Dr. Yardeni, 48, is one of the best-known economists in the United States and is certainly the soothsayer-of-the-moment. On Wall Street, he has achieved celebrity status. His mug has adorned the covers of a dozen or so business publications, including Barron's, which called him "Wall Street Wizard." He makes regular appearances on TV shows such as CNN's Moneyline and his award-winning Web site is heavily travelled. He says it attracts more than 6,000 users a day and by "users," he doesn't mean quick hits; on average, they spend 29 minutes cruising the site.

Dr. Yardeni, in effect, has created a signature brand and it has served him well. Wall Street has hundreds of economists and the majority of them seem well-suited to the dreary task of dissecting statistics ranging from farm cash receipts to the ever-sexy monthly building permits roundup. They are the types who inspired Shaw to note that "If all economists were laid end to end, they would not reach a conclusion."

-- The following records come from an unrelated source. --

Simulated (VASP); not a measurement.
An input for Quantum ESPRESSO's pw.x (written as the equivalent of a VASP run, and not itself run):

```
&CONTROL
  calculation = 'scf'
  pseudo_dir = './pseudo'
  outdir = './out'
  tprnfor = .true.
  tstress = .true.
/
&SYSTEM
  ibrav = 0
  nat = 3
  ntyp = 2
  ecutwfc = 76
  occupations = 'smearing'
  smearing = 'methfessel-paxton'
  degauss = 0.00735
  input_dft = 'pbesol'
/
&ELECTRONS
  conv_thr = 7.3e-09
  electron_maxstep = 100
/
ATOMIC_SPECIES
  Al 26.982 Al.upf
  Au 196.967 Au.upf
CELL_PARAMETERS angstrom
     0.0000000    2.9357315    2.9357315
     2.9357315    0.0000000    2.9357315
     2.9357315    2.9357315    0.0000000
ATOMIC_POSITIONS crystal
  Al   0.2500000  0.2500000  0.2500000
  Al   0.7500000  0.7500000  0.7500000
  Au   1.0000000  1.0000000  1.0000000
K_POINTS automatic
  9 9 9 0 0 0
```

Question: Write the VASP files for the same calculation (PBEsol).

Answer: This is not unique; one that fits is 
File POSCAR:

Dr. Yardeni has reached a conclusion that has set him apart from the pack. It is that the year 2000 problem -- Y2K for short -- is a monster set to wreck the American, and world, economies like Hollywood's Godzilla wrecked New York. In his latest study, he spends 124 pages exploring every angle of the Y2K problem, from Latin America's "clueless" response to Y2K investment strategies, and concludes a worldwide recession is a 70-per-cent probability as computer systems seize up at the stroke of midnight on Dec. 31, 1999. He compares the coming recession to the downturn caused by the OPEC crisis in 1973 and 1974: "Just as oil is a vital resource for our global economy, so is information. If the supply of information is disrupted, many economic activities will be impaired, if not entirely halted."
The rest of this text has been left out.